Thomson Reuters’ Brain

Details

Publish Date:
November 12, 2009
Author(s):
Source:
Twin Cities Business Magazine

Summary

Director of the Law Library and Lecturer in Law, Paul Lomio, is quoted in this article on West Publishing Company, now Thompson Reuters Legal:

There may be no more concise way to sum up the changed nature or ambitions of the former West Publishing Company than what Roger Martin says: “We are sort of the next generation of Google–without the garbage–for professionals.”

West was the publisher of legal reference and college textbooks that had been around the Twin Cities since 1872, when John and Horatio West began selling legal compendiums and office supplies to lawyers in St. Paul. It got acquired by Thomson Corporation, a Toronto-based publisher and data-services business, in 1996. Then Thomson acquired Reuters Group, PLC, the London-based news and financial reporting company, in 2008. The two became Thomson Reuters Legal.

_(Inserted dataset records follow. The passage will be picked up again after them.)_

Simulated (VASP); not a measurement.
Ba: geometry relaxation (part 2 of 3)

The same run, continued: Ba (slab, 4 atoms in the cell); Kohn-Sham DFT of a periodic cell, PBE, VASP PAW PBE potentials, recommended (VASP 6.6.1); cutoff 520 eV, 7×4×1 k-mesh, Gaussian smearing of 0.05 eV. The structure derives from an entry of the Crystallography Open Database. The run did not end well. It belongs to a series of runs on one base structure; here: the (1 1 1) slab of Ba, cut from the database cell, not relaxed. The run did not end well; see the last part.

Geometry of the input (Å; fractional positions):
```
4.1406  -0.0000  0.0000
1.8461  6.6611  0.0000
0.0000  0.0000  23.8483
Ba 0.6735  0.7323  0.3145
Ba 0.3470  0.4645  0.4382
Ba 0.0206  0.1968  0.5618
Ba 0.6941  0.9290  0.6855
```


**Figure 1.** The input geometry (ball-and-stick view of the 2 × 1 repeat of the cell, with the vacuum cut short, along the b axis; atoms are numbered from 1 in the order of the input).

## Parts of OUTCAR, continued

Martin is a Thomson Reuters director and dean of the Rotman School of Management at the University of Toronto. He’s been a champion of Thomson’s West and Reuters acquisitions, which both drew criticism that Thomson was overpaying.

“We were surprised by the preference for West,” says Paul Lomio, director at the Stanford law library (who’s been an advisor to Westlaw). “People believe in them more because they’ve been around so long.” Many preferred Westlaw’s system of head notes, summaries, and citations, carried over from West’s old hard-copy law books.